Beyond Blood: Rethinking Indigenous Identity and Belonging

OK, so here is my shameless self-promotion – please buy my book and help me become a National Best Seller!! I would love to hear all your feedback on the ideas and issues covered in the book as well as ideas for my next book!!! You can buy my book directly from the publisher at or you can buy it from places like Chapters:

Beyond Blood: Rethinking Indigenous Identity

Dr. Pamela D. Palmater

• What impact does status have on band membership codes?

• What limits, if any, should be placed on the right to  determine citizenship?

• Legal, political, and cultural factors affecting Indigenous identity and belonging

• Interim proposed solutions to discrimination against Non-Status Indians

“For hundreds of years, we have struggled to survive amid a patrilineal system of government. We will not continue to allow government policy to manage our affairs, decide who is Aboriginal or not based on blood quantum …” – Chief Candice Paul, St. Mary’s First Nation

Author Pamela Palmater argues that the Indian Act’s registration provisions (status) will lead to the extinguishment of First Nations as legal and constitutional entities. The current status criteria contain descent-based rules akin to blood quantum that are particularly discriminatory against women and their descendants.

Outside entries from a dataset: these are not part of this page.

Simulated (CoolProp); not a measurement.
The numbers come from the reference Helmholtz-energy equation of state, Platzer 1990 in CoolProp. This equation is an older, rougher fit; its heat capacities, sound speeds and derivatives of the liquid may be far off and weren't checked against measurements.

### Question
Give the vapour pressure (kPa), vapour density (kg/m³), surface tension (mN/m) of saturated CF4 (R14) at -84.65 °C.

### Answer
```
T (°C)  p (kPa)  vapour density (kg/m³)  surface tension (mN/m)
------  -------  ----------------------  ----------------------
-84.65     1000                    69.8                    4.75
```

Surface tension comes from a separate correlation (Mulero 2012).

Beginning with an historic overview of legislative enactments defining Indian status and their impact on First Nations, the author examines contemporary court rulings dealing with Aboriginal rights and the Canadian Charter of Rights and Freedoms in relation to Indigenous identity. She also examines various band membership codes to determine how they affect Indigenous identity, and how their reliance on status criteria perpetuates discrimination. She offers suggestions for a better way of determining Indigenous identity and citizenship and argues that First Nations themselves must determine their citizenship based on ties to the community, not blood or status.

Dr. Palmater teaches politics at Ryerson University and holds a JSD in law from Dalhousie University. She was denied Indian status as a Mi’kmaq because her grandmother married a non-Indian.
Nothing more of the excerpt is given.